Risk Management
The financial crisis has increased companies focus on risk management. The crisis crippled business, investors and consumers and an unprecedented intervention by government was required to prevent a major collapse of the world economy.
“Risk Management the identification, assessment, and prioritization of risks (defined in ISO 31000 as the effect of uncertainty on objectives, whether positive or negative) followed by coordinated and economical application of resources to minimize, monitor, and control the probability and/or impact of unfortunate events or to maximize the realization of opportunities.“
Enterprise Risk Management
The crisis not only pointed out the financial weaknesses of nations and companies, but also the weakness in reputations. During a volatile market, a company reputation can tip the balance. Research shows that since the crisis started, 31% precent of all companies rose their Risk Management awareness. Protecting the global brand and reputation as the main focus. Followed by the unpredictability of their markets.
Enterprise Risk Management also involves the evaluation of resources [humna-capital], products and services as well external impacts such as government legislations. As the crisis has a true global impact, sudden bankruptcy can still disrupt your business.
The insolvency of Edscha, supplier of sunroofs, forced BMW to make undisclosed payments to Edscha to support the supplier’s continuation, in order for BMW to meet a planned production launch. The increasing dependencies between supplier and customer, also due to preferred suppliership, sharply increases the risks for both parties. Both companies had insufficient risk processes in place to identify the vulnerability.
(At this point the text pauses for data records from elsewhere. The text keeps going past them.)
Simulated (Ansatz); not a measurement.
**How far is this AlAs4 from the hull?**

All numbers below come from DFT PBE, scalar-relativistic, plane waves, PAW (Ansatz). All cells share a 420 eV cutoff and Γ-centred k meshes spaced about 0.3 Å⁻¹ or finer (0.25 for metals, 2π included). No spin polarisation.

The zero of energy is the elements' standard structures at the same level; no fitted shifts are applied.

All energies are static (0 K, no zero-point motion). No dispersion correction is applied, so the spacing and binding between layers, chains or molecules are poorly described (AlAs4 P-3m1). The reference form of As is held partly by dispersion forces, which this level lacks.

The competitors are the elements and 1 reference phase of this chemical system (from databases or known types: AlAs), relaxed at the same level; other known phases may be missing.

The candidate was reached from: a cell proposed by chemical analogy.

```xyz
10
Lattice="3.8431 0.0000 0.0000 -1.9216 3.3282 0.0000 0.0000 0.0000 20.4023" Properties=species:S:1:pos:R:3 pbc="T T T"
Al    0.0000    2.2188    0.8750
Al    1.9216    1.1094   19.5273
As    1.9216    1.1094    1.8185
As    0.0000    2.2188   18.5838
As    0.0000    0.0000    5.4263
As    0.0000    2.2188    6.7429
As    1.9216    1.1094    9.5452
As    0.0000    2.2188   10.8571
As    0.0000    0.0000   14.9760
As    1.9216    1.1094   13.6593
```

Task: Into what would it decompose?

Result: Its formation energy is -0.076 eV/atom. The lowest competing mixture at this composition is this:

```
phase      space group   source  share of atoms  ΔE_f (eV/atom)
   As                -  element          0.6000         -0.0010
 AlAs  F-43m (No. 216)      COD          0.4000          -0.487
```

The global character disrupts many global supply chains, which are so complex and expansive, that traditional risk management is no longer sufficient. What is required is a close monitoring process of suppliers, functions, processes and financial flows throughout the supply chain. As companies do understand the need for a visible operational supply chain, too little understand the need for a transparent financial supply chain. Although quite some metrics which are already present in global supply chains, they miss out the underlying root causes that can disrupt the supply chain. Especially for supply chains which go up to more then 4 tiers.
Focus on price escalations or volatility. Many companies rely on commodities. Although not directly involved, their predecessors are. Such changes are translated with a bull whip effect towards your position.
Siloed organisations. It is not uncommon that supply chain function focus on discrete pockets of information. As one function monitors direct materials or services, purchasing professionals are equipped to describe the strategic supplier and risks involved. Such information rarely is cross functional shared.
The tallest nail. Many companies focus their attention and energy on the supplier that often fails the standard agreement. Product quality issues, not timely delivered. Those suppliers are often observed as the critical ones. Such presumption could cloud your risk assessment. The central question should be: What would happen if my supplier failed for the next couple of months, are there alternative sources, who owns the product tooling, how lengthly are are product qualification cycles, do geographic impact the business? The risk and the strategic importance determines the whether a supplier can be resourced. Hence can be considered a major risk for the business continuation.
Once you identified your high priority suppliers, you should evaluate their financial viability. This can be a daunting task as many companies do provide general financial information, but lack to provide specific information regarding their solvability. As specially privately owned companies rarely give full disclosure, as there are often no legal requirements.
Altman Z-Score.
If financial information is available and you do not want to rely on subjective quotes and reports from analysts, one can adapt the Altman Z- Score. This score which was introduced in 1968 by the New York University, adapts 5 financial ratio’s on a scale from 0-5. The lower the score, the higher the risk on financial distress. It evaluates Working Capital to total Assets, retained earnings to total assets, earning before interest-tax to total assets, market value of equity to the book value of total liabilitities.
Although the score is a general predictor, it can certainly help Supply Chain managers to quantify and rank suppliers with more rigor then they have done before.
Interventions
Identifyng the risk as your supplier is one thing. Intervention is another. Often bailout stipulations are present in supplier contracts, but such action can often be the final drop for your supplier .
Chrysler, prior to it’s own bankruptcy, sought 50% reduction at it’s suppliers, including Aradco Management, a tier 1 one supplier of stamping. With more then 90% of it’s business dedicated to Chrysler, Aradco could not withstand the additional loss of income. Failing to reach an agreement and even a court ruling that granted Chrysler legal rights for Aradco parts, a union blockade at the Aradco plant, turned away Chrysler efforts.
Typically a distressed supplier has ran out of cash. Further actions that would drain their cashflow will result in immediate bankruptcy. So efforts should focus on reduction of direct cash out. Such as removal of contract based employees, cut hard on travel expenses,reduce communication cost, eliminate and not replacing non-recurring costs, including ongoing litigation expenses. Such drastic cutbacks give at short notice relief in the suppliers cash flow. Furthermore the supplier should bring down their staffing to the new business outlook and seek the low base line on Fte.
It is during a global crisis advisable to work together with your distressed suppliers and their creditors to improve at short notice their cashflow position. Further cost reduction should focus on profit restoring and align the supplier business with a new outlook.